Introduction
Ansible is a popular IT automation engine that automates tasks that are either cumbersome or repetitive or complex like configuration management, cloud provisioning, software deployment, and intra-service orchestration.
Ansible is used for the multi-tier deployments and it models all of IT infrastructure into one deployment instead of handling each one separately. There are no agents and no custom security architecture is required to be used in the Ansible architecture. The deployment is simple plain English like language that is used in Ansible called YAML which stands for “YAML Ain’t Markup Language.”
To work with Ansible is very easy; it pushes out small programs called “Ansible Modules” to your nodes to connect. It can deploy and connect using the SSH agent to execute the modules and then removes it when finished. There are no servers, daemons or databases required these modules can reside anywhere in the machines. You need to work with any text editor or terminal programs and along with a version control system to manage the changes in the content. Ansible has over 750 modules built into it.
In Ansible the passwords are supported, However, you can use SSH keys with the ssh-agents as one of the methods to work with Ansible. You can create any user account and the root user is required. To configure what machines can access which hosts there is a module called “authorized_key”.

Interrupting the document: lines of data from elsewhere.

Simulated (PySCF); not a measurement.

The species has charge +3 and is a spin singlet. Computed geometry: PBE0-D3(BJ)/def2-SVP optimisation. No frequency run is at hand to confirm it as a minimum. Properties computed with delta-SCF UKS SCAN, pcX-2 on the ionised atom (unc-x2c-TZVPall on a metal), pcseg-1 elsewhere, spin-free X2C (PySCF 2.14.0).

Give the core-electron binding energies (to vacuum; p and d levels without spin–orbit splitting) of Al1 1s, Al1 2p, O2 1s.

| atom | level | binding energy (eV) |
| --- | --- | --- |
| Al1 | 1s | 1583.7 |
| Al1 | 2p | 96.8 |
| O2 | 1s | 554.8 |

You can add machines to the Ansible in a simple text format and manage your inventory. It can use the inventory and variable information from other sources such as Rackspace, EC2, and Openstack, etc.
If you need to write your code then also you can use Ansible in languages such as Python, Ruby, and Bash, etc which return JSON. You can write your modules, API, and Plugins.
Playbooks are the simple and powerful automation language used to orchestrate multiple infrastructures in one goes. This can be done in Ansible.
Why use Ansible for DevOps?
With ever-increasing complex IT environments that often need maintenance, updates, scaling-up activities, keeping up-to-date of everything manually is a burden and a daunting task. The automation simplifies complex tasks using tools like Ansible, allowing developers, operations people, and system admins to concentrate on the tasks that add value to the organization.
Ansible is the right choice for many reasons and processes, starting with configuration management, application deployment, orchestration, provisioning, security and compliance. Using Ansible, applications can be defined and managed from the development stage to production. It supports DevOps teams in managing the infrastructure and interaction of configurations and it helps to automate and manage processes.
Now let’s talk a bit about the pieces that make up the Ansible environment.
1. Modules
Modules are like small programs that Ansible pushes out from a control machine to all the nodes or remote hosts. The modules are executed using playbooks (see below), and they control things such as services, packages, and files. Ansible executes all the modules for installing updates or whatever the required task is, and then removes them when finished. Ansible provides more than 450 modules for everyday tasks.
2. Plugins
As you probably already know from many other tools and platforms, plugins are extra pieces of code that augment functionality. Ansible comes with a number of its plugins, but you can write your own as well. Action, cache, and callback plugins are three examples.
3. Inventories
All the machines you’re using with Ansible (the control machine plus nodes) are listed in a single simple file, along with their IP addresses, databases, servers, and so on. Once you register the inventory, you can assign variables to any of the hosts using a simple text file. You can also pull inventory from sources like EC2 (Amazon Elastic Compute Cloud).
4. Playbooks
Ansible playbooks are like instruction manuals for tasks. They are simple files written in YAML, which stands for YAML Aren’t Markup Language, a human-readable data serialization language. Playbooks are really at the heart of what makes Ansible so popular is because they describe the tasks to be done quickly and without the need for the user to know or remember any particular syntax. Not only can they declare configurations, but they can orchestrate the steps of any manually ordered task, and can execute tasks at the same time or at different times.
5. APIs
Various APIs (application programming interfaces) are available so you can extend Ansible’s connection types (meaning more than just SSH for transport), callbacks, and more.
Conclusion
Ansible is a simple but powerful configuration management and orchestration tool. Ansible is mainly used for the automation of cross-platform computer support tasks. It is fundamentally intended for IT professionals, who use it for configuration management, cloud provisioning, application deployment, intra-service orchestration, updates on workstations and servers, and nearly for anything a systems administrator does on a day-to-day basis. Ansible doesn’t depend on agent software and, most importantly, no additional custom security infrastructure, so this makes it easy to deploy. It uses a straightforward language (YAML, in the form of Ansible Playbooks) that allows people to use it to describe automation jobs, and this way, it’s easy to use.